Both McKinley and Marston knew that food was critical to the health of their nations, both to maintain social stability and to enable economic progress for all its citizens. Today, cities like New Orleans and New York City are keenly aware that disruptions  whether hurricanes or other breakdowns of the food supply chain  have received only improvised protections. And yet, with all the talk about “smart cities” enabled by technological advances, we hear very little discussion about innovative ways to secure food supplies against further disasters. Cities routinely talk about their three- to five-day food supplies, but those fall dramatically short of the luxurious three-month supply Marston was angling for.

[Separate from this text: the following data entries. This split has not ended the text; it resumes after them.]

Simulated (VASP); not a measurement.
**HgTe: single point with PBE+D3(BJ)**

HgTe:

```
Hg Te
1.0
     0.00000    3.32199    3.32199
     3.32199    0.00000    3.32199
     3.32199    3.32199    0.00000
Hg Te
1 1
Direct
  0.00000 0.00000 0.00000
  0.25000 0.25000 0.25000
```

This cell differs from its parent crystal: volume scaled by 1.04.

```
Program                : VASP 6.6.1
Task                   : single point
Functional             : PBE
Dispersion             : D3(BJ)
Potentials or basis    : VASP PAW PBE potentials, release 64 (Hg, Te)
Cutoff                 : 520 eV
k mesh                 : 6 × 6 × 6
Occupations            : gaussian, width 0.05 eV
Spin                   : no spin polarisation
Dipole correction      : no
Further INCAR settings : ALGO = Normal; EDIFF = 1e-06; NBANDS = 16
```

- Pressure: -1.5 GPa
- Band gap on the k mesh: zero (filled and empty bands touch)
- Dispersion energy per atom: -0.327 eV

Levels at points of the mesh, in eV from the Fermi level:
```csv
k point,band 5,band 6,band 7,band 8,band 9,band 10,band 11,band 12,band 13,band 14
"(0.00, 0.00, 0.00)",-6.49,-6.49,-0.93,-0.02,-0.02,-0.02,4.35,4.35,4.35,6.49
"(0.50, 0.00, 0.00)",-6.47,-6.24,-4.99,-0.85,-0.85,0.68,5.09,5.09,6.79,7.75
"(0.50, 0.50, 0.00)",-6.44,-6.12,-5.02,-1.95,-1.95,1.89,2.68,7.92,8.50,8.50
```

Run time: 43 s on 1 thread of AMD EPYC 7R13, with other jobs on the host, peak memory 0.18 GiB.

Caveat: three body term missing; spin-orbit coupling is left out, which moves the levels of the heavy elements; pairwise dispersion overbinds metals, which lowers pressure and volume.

“Today, cities like New Orleans and New York City are aware that disruptions  have received only improvised protections.”

Whether or not a city needs enough food for three days or three months  or three years  is a question that deserves more attention. Syrians are happy to have three minutes to consume a hastily provided meal from the World Food Program. While the media talks about casualties caused by weapons, little is said about deaths caused by famine and poison through the food systems in countries now at war. Few are aware of the destruction of livestock and cropland, or the contamination of soil and water, over the long duration of some modern conflicts.

The ripple effect of the disruptions caused by wars is difficult to imagine. The most obvious is the breakdown of the infrastructure, especially in the transportation of food. In Syria, even the perception of a disruption in the delivery of food causes an increase in black market activity, rising food prices and higher incidences of hoarding. Pita bread, animal fat and potatoes quickly disappear into personal storerooms, and Syrians freeze and dry food for longer-term storage. As it becomes more and more difficult to transport food to Syria, Syrians are looking for more localized food sources. As commodities like fuel and flour diminish, people worry about being able to produce flatbread, a simple yet essential element of their diet. With the breakdown of Syria’s government comes the loss of state control of bread prices and ingredient supplies.

“The ripple effect of the disruptions caused by wars is difficult to imagine.”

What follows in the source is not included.